How to Sew a Button in 5 Steps
The need for mending a button typically strikes at inopportune times, for example as you are walking out the door to a meeting and a button catches and pops. No time to take the shirt to a tailor, and in truth you needn’t pay a tailor to make this most basic repair. Instead, think of sewing a button as a way of making yourself more self-sufficient. You will need a few tools and then simply follow these 5 steps for how to sew a button.
- Needle: 2 if available, the slimmer the better
- Button: The original if possible, otherwise a matching button
- Thread: Try to use a thread that matches the garment color. You will need about 12″ to 24″ of
- Small Pointed Scissors: You might also use a knife or something else that is sharp to cut the excess thread.
1. Thread the needle
Preferably, if you have 24 inches of thread available, you should thread your needle and then tie the two ends together in a knot. This method of threading the needle is often called a doubled-over thread.

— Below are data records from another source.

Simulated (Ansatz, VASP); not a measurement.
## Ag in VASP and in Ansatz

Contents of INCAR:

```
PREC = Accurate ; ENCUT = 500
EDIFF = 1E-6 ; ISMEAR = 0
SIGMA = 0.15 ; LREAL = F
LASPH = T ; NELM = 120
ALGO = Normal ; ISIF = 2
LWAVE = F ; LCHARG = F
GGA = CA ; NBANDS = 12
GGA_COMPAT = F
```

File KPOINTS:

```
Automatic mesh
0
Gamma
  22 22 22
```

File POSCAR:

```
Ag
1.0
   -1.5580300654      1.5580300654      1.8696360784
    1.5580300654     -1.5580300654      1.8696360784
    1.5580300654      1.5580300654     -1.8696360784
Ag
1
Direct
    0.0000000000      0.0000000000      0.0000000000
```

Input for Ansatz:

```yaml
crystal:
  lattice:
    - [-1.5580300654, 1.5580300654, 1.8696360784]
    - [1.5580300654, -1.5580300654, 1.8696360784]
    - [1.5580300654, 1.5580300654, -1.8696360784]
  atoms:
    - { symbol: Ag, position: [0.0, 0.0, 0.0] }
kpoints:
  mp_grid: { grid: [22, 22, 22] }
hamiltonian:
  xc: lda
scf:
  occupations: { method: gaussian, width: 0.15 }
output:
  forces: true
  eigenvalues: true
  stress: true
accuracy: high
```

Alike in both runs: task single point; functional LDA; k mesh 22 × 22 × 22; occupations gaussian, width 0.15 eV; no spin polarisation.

If you have less than 24 inches, then you will need to do a single thread. Here you should slip the thread through the eye of the needle and give it an inch or two of slack. Tie off the back end of a single thread by wrapping the thread around your forefinger several times, roll the loops into a tight bundle with your thumb, and then slip the whole bundle off your finger. Grip the bundled loops with one hand and tug the long end of the thread tight with the other, pulling the loose bundle into a tight knot.
2. Stitch an anchor “X” point
Starting from inside the garment, do a couple of little stitches on the spot where the button will go to secure the thread, ensuring that it doesn’t come loose during stress. Run the needle from the back end of the fabric to the front where the button is going to be needed. Going back and forth you will create a small “X” where the button will be centered. This “X” reinforces the thread to ensure it doesn’t come loose during stress.
3. position the button
Thread the button on to the needle and position it on the anchor “X” to begin sewing through the buttonholes. You may want to add a spacer, particularly for buttons being sewn onto thicker fabric. Either a second needle or a toothpick, pin, or small stick can be used as a spacer. As you begin stitching, pull the thread all the way through until the knot is snug against the underside of the fabric, while you are using a fingertip to keep the button in its place.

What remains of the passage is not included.